Domenico Dolce and Stefano Gabbana take a walk on the wild side with their cruise collection for Dolce & Gabbana. And they do it by working their animal prints in amusing ways, as in this feathered chiffon and taffeta coat, thrown over a taffeta sheath, both in silk.
Slick, snappy signatures. That’s the mood at Dolce & Gabbana, where Domenico Dolce and Stefano Gabbana worked up a vast collection rooted in the feminine-masculine dichotomy they love. On the girly side, their corset dressing takes an appealing ladylike turn in pristine whites with a whiff of Sicilian retro, while spots go glam in a leopard pattern and madcap in mixed prints. The guy side comes out in street-smart jackets and jeans worn with rock ‘n’ roll attitude.

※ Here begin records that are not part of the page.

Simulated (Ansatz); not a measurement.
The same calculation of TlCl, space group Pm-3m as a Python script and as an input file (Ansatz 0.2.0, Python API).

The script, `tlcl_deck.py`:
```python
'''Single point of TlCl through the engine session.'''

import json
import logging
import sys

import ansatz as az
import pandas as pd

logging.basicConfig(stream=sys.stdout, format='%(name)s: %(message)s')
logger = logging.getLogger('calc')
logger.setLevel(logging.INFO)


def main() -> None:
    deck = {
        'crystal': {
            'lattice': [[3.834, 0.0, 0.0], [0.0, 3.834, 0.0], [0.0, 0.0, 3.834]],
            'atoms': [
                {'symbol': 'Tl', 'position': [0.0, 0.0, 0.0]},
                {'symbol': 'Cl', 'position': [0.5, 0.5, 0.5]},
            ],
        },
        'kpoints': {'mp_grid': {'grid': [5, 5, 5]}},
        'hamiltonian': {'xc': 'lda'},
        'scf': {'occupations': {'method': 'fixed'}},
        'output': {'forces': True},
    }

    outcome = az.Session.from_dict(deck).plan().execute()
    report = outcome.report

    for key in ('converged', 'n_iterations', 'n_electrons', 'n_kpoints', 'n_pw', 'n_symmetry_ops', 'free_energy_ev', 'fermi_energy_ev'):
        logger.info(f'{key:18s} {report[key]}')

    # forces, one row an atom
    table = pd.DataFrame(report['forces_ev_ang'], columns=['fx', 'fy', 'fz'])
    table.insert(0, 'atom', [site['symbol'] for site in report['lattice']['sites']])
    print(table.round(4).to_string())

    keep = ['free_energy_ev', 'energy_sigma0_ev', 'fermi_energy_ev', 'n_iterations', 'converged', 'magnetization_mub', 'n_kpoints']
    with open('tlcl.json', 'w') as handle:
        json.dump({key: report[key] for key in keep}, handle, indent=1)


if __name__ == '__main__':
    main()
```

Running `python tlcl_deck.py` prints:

“It’s for the city, but a little bit country,” Nina Ricci’s Olivier Theyskens said during a showroom presentation on Monday. “Is it like those people you have here, the Mormons?” Told he more likely meant the Amish, he shrugged in agreement, but these clothes are hardly homespun. Rather, they’re ultrachic in the gentlest way — nonchalant separates in mixed textures and pale tones; dresses that fall loosely in random pleats and layers, as well as a shapely bustier dress-and-blazer combo. And oh, yes, you know resort has really arrived when a designer uses it to launch a major accessory: Check out the boots.
Georgina Chapman has been musing about treating her mom to a cruise down the Nile on the Oberoi Zahra. “I was becoming obsessed about it,” she said on Monday. And since there’s no better way to work through such an obsession than fashion, it’s not surprising that her Marchesa collection is all about the Egyptian goddess, often in lovely white dresses spiffed up with gold. As for the trip itself, her mother might not want to pack just yet. With a Cleopatra-worthy cruise lineup now under her belt, Chapman is “kind of over” the real cruise idea, she says. Sort of the way many of us feel five weeks into resort.